The Associated Press story reported: ‘The crowd let her know they still held her in high regard. They cheered Obama’s name and waved his campaign signs, but no mention of him won as loud a roar as Clinton’s introduction.’

But if the effort to meld Clinton supporters into Obama backers is proceeding fitfully in Nevada, as elsewhere, a different trend is evident at the purely grassroots level in the state. According to Sunday’s ‘Political Memo’ column in the Las Vegas Sun, the Obama forces are creating nothing less than an ‘organizational juggernaut’ in the fight for the state’s five electoral votes.

Eric Herzik, a political scientist at the University of Nevada-Reno, says in the piece that Obama’s ‘on-the-ground organization looks real good. (John) McCain’s is very quiet up here. If I’m a Republican strategist, it would scare me.’
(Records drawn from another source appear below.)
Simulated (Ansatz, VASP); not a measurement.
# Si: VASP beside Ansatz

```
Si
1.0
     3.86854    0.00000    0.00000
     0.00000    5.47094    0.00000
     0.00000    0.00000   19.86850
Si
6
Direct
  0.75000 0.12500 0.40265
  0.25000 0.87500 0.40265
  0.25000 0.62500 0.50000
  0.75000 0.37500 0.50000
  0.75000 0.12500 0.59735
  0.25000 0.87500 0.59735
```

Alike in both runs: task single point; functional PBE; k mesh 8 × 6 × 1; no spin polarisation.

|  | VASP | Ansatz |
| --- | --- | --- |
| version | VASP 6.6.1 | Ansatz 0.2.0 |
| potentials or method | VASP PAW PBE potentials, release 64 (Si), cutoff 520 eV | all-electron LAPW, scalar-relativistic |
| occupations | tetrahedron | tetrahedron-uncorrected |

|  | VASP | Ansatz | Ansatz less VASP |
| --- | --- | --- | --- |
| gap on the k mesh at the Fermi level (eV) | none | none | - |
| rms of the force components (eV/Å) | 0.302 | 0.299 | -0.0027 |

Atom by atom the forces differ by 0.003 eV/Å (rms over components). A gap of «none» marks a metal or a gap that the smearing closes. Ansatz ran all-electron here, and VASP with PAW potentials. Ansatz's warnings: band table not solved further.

Herzik, a registered Republican, cautions that it remains unknown whether impressive registration gains by Democrats in Nevada translate into strong turnout by these new voters on election day. And the article points out that Obama ‘will have to overcome his fairly conventional liberal voting record in a state with an electorate that detests gun control and higher taxes.’

Still, it’s worth remembering that organizational prowess is a key reason Clinton was speaking on Obama’s behalf last week, and not vice-versa.